Despite wet spring, wildfires are still a danger this summer

wildfire
Smoke billows from a field fire.

This is the first article in a series on public safety issues for our area.

The advent of spring and warmer weather in South Utah County conjures up memories of last year’s summer. And we can’t think of last year’s summer without thinking of the devastating wildfires that impacted all residents in large and small ways.

According to the Utah Division of Wildlife Resources, “a total of 1,314 wildfires were reported in Utah last year, burning nearly 486,000 acres.” Most of that acreage was in our backyard here in South Utah County and resulted in over $100 million in losses and costs.

And now, several months after the fires have been extinguished, the impacts on fish, wildlife and their habitat areas are still being seen.

Communities were forever changed by the Pole Creek, Bald Mountain, and Coal Hollow fires that ripped through our area. The outreach and support felt as families were evacuated from their homes and hundreds of firefighters risked their lives helped our community grow stronger together. However, no one wants a repeat of last year.

Fire hazard in the area will likely be high again. We’ve had a wet spring, causing extra grass and weed growth. This is all well and good; however, if we have a dry and abnormally hot summer like last year, all of that dry material will become a problematic fire risk.

George Hansen of the Utah Department of Public Safety and the Highway Patrol reminds us that most of the south Utah County communities are adjacent to open mountain areas, making them susceptible to forest fire: “So much of the underbrush was destroyed [last year], leaving exposed soil to heavy rains or spring water runoff that it would be easy to have flooding in communities like Covered Bridge, Woodland Hills, and Elk Ridge.”

We can all play a role in implementing what we learned last year to make sure this year’s fire season is better. “People don’t normally focus on preparation for a disaster or negative incidents until they are forced to. Last year showed that people need to be more vigilant,” Hansen says.

Hansen cautions against becoming complacent in these things, explaining that we all need to be “more conscious about our environment, the hazards that are around us and our home. When recreating outside, pay attention to things that could lead to potential disasters.”
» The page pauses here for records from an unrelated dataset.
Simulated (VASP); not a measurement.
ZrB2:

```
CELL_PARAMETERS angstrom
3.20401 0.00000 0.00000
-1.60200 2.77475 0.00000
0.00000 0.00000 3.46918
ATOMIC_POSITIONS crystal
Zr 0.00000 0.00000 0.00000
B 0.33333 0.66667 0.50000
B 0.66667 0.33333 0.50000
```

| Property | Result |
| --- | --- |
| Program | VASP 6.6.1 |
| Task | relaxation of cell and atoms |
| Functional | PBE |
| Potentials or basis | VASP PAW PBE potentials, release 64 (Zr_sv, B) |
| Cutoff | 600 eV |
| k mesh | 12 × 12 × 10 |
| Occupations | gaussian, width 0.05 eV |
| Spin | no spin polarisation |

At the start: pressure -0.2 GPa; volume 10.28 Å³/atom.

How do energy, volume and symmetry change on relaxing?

Leann Fox, the communications and prevention coordinator of the Utah Division of Forestry, Fire and State Lands shared some helpful suggestions on the wildlife.utah.gov website:
• Stay on legal roads and trails to avoid impacting any habitat restoration in burn scar areas that have been reseeded.
• Never drive or park over dry grass or brush. Exhaust systems and other vehicle equipment can get hot enough to start fires.
• Because many of Utah’s wildfires are started by vehicles on highways, make sure your vehicle maintenance is always up to date and make sure there is no loose or dragging equipment.
• Be extra cautious when target shooting.
• Always keep your campfire small and clear the surrounding area of any flammable material. Always fully extinguish your campfire before leaving an area.
• Before burning debris on your property, you must have a permit and should check weather conditions.
• Fireworks are illegal on all state and federal lands so do not use fireworks anywhere except in designated areas and seasons.